By IANS,
Bhopal : The Bharatiya Janata Party (BJP) Monday said it would do its best to ensure the UPA government’s defeat during the trust vote in parliament July 22.
Talking to newsmen, BJP president Rajnath Singh said: “If the alliance between the Left and the Congress was opportunistic, the present one between the Congress and the Samajwadi Party is more dangerous and we will do our best to ensure that the government falls on the floor of the House on July 22.”
“I believe the UPA (United Progressive Alliance) will face defeat in the trust vote… if any party can give a stable government it is a BJP-led alliance,” he said.
Singh, however, made it clear that his party will not adopt any unfair means to topple the government. He also evaded a direct reply on whether the Congress would resort to horse trading to save the UPA government, saying, “You (media) people understand everything better. I need not say what one, who has both power and money, can do.”
Even if the UPA wins the vote of confidence, the government would be there but not governance, said Singh. “It will be a government without governance which will be more dangerous for the country,” the BJP president said, adding that the UPA government had already failed on every front, mainly the economic.
He said that the UPA was misleading the people on the price rise.
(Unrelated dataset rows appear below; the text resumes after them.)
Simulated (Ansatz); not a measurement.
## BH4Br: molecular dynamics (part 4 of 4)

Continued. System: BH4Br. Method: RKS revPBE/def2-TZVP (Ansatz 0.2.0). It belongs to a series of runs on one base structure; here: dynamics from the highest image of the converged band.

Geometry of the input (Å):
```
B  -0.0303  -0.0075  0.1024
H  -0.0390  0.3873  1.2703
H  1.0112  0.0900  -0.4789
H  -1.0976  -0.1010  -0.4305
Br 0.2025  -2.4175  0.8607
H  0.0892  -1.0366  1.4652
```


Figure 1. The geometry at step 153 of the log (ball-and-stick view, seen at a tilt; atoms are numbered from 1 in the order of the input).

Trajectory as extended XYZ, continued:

“I am afraid whether the withdrawal of support by the Left was not part of a larger gameplan aimed at diverting the attention of the people from the price rise, food grain crisis and farmer’s suicides, because if the communists were so against the India-US nuclear deal and knew that the prime minister was bent upon finalizing it, why did their withdrawal of support come so late?”
The BJP president also said that his party was not against the nuclear deal but it should have been at an equal level. He denied that the nuclear deal would be an election plank, saying that there were more important issues like price rise, the food grain crisis and farmer’s suicides which would be brought before the people during the elections.